Welcome to Renters Week Horror Stories, a weeklong feature where Curbed shares the downright terrifying stories of regular Chicago renters and landlords. Have you had an awful experience with a roommate or a landlord? Or perhaps you're a property owner who's had to collect rent from the tenant from hell. Either way, be sure to share your story to qualify to win a two-night staycation at a local boutique hotel. Take a quick gander at the official rules and be sure to submit your tales of renter anguish and horror to our tip line right away!
It was December 23, 2008. I lived on the 24th floor of a high rise on Michigan Avenue, in a tiny studio apartment. Before dawn, I awoke to a loud rushing sound, and got out of bed to call the 24-hour doorman downstairs who I thought would want to be aware. As a swung my feet out of bed and put them on the floor, I felt a squish. My feet sank into a totally soaked carpet. Squish.
Deciding to skip the phone, I left my unit and went downstairs to talk to the doorman personally. He was surprised to see me, still in pajamas and barefoot, but said he'd call the maintenance man right away. He advised that I should head back up to my unit, and maintenance would come knocking. I went back to my apartment and my entire place was flooded about an inch. I squished back to my bed on high ground and waited. Maintenance came an hour later and was very surprised to see all the water in my unit. "We'd heard there was a leak, but no one above you has standing water, and no one below you either. We're investigating it but the building owner is on vacation and so we can't really do anything until he gives authorization." While they were there, we all heard a loud crash in bathroom, but upon looking, we couldn't actually see anything that had caused it. It was as if the crash happened behind the wall.
The sun rose and the day began. I moved everything that wasn't already waterlogged to higher ground and hung out in the building's community room with my laptop, waiting for news. Around 10 a.m., the head of maintenance found me and very calmly explained what he had discovered, and it was not good. I lived in tier 12, on the 24th floor. On the 36th floor, someone in my tier had gone away for the holidays and left their window open. The extreme cold had caused the water in their toilet to freeze solid and fall backwards through their bathroom wall and then down, taking every pipe with it as it went, landing behind my bathroom wall. Because my floor was the bottom floor of a firebreak, the toilet landed solidly there, instead of continuing to fall.
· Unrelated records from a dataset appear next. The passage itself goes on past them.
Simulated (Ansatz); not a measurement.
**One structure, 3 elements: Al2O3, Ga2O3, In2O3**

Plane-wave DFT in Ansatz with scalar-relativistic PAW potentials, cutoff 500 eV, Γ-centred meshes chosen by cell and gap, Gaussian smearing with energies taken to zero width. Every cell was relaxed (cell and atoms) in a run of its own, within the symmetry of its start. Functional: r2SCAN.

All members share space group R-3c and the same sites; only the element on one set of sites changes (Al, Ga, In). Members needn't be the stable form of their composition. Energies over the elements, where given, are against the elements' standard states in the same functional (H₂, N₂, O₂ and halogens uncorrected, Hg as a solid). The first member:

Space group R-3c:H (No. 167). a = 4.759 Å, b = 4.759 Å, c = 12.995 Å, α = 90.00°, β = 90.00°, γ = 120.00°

It was two days before Christmas, and I had to leave with no notice due to obvious safety issues. They needed to remove all of the carpeting and lower drywall and replace it because it had been exposed to dirty water. They needed to open up my bathroom wall to get at the broken toilet behind it, and fix all the pipes going upwards from there, so one from the building was able to guarantee when I could come back home. In the end, I was displaced through the first week of the new year. I couch-surfed through Christmas and New Year's and ultimately lost most of my furniture and pretty much anything that was touching the floor that couldn't be bleached.
No one from the management company contacted me through all this, just the building maintenance guy, so I contacted the management company once I was able to move back in to see if I could not pay a prorated rent amount for the months I couldn't fully live there. As a response, the building manager sent me a sympathy card. Like, the kind you get when someone has died. A sympathy card, signed but with no note, slipped into my mailbox.